[XLA:GPU] Enable vectorization of the indices operand for scatter.

pifon2a · Google-ML-Automation · commit a32e66756cdf · 2025-01-14T04:50:39.000-08:00
PiperOrigin-RevId: 715329926
diff --git a/xla/backends/gpu/codegen/emitters/scatter.cc b/xla/backends/gpu/codegen/emitters/scatter.cc
@@ -81,6 +81,7 @@ using emitters::PartitionedComputations;
 using emitters::ProvideParameter;
 using llvm::APFloat;
 using llvm::APInt;
+using llvm::ArrayRef;
 using llvm::SmallVector;
 using mlir::AffineExpr;
 using mlir::AffineMap;
@@ -171,7 +172,7 @@ Value UpdateIsInbounds(ImplicitLocOpBuilder& b, Value is_inbounds,
       .front();
 }
 
-SmallVector<Value> Pack(llvm::ArrayRef<ValueRange> ranges) {
+SmallVector<Value> Pack(ArrayRef<ValueRange> ranges) {
   int64_t total_size = 0;
   for (auto& range : ranges) {
     total_size += range.size();
@@ -184,8 +185,7 @@ SmallVector<Value> Pack(llvm::ArrayRef<ValueRange> ranges) {
   return result;
 }
 
-SmallVector<ValueRange> Unpack(ValueRange range,
-                               llvm::ArrayRef<int64_t> sizes) {
+SmallVector<ValueRange> Unpack(ValueRange range, ArrayRef<int64_t> sizes) {
   int64_t total_size = 0;
   for (auto& size : sizes) {
     total_size += size;
@@ -213,29 +213,42 @@ SmallVector<Value, 4> PadWithZeros(ValueRange values, int64_t size,
 }
 
 // Creates a new indexing map that is the same as `map` but with the range
-// variable at `range_var_index` replaced with the new dimension variable at
-// `dimension_{dim_var_size)`. Potentially, it can be moved to indexing_map.h.

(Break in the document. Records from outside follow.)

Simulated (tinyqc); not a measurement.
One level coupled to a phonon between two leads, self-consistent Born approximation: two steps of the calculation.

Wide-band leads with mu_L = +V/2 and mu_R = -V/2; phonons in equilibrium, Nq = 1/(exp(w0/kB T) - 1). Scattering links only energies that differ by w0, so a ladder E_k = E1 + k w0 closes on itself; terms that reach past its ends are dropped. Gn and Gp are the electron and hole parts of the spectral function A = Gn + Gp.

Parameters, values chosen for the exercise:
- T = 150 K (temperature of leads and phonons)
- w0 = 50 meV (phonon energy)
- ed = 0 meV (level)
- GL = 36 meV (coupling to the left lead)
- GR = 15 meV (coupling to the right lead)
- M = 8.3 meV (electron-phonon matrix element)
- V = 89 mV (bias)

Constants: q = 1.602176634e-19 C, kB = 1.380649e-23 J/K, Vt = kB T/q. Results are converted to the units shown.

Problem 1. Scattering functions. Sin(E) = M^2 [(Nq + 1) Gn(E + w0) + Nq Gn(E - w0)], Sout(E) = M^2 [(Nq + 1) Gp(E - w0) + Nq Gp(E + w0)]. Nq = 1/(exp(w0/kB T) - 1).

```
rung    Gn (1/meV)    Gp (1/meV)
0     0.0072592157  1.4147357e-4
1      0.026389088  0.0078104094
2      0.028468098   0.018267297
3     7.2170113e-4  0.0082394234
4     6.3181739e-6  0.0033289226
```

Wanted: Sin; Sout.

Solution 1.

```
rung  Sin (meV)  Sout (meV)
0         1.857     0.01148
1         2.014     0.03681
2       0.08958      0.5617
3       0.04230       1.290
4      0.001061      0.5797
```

-IndexingMap ConvertRangeVariableToDimension(const IndexingMap& map,
-                                            int64_t range_var_index) {
+// variables at `range_var_indices` converted to the new dimensions variables at
+// and added to the end of dimension variables list. Potentially, it can be
+// moved to indexing_map.h.
+IndexingMap ConvertRangeVariableToDimension(
+    const IndexingMap& map, ArrayRef<int64_t> range_var_indices) {
+  CHECK(std::is_sorted(range_var_indices.begin(), range_var_indices.end()));
   auto* mlir_context = map.GetMLIRContext();
 
   AffineMap affine_map = map.GetAffineMap();
-  // Update the affine map.
+  // Update the affine map and the variables.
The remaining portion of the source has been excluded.